Black book 4

$\sqrt{\left \lfloor x + \left \lfloor \dfrac{x}{2} \right \rfloor \right \rfloor} + \left \lfloor \sqrt{ \{x\}} + \left \lfloor \dfrac{x}{3} \right \rfloor \right \rfloor = 3$

Let $\begin{cases} A = \sqrt{\left \lfloor x + \left \lfloor \dfrac{x}{2} \right \rfloor \right \rfloor} \\ B = \left \lfloor \sqrt{ \{x\}} + \left \lfloor \dfrac{x}{3} \right \rfloor \right \rfloor \end{cases}$

• From $A$ , we know that $x>0$
• Since the RHS and $B$ are integers, $A$ must also be an integer.
• We also note that $B = 0$ , for $x < 3$ , $A \le 2$ and $A+B \le 2$ , therefore the solution $x \ge 3$ .
• When $x \in [3, 4)$ , we note that $A=\sqrt{4} = 2$ , $B = 1$ and $A+B = 3$

Therefore, the solution $x \in [3,4)$ and $ab = 3\times 4 = \boxed{12}$ .

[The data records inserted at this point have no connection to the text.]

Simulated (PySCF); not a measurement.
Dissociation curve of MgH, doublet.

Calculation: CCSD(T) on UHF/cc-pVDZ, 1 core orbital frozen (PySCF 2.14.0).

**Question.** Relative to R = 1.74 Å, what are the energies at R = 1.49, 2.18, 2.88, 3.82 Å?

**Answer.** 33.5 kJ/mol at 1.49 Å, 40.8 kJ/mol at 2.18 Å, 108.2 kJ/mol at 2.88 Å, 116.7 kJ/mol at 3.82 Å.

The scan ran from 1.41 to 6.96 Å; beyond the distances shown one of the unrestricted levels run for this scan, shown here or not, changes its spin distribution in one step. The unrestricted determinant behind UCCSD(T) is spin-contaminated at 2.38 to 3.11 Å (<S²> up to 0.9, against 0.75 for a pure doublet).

The fractional part is of no use and makes no.sense. The remaining expression either the square root becomes 1 and x/3 becomes 2 -not possible. Or the sqaure rooted expression takes the value 2 and x/3 is 1.which is possible at only x=3 and all values till 4 .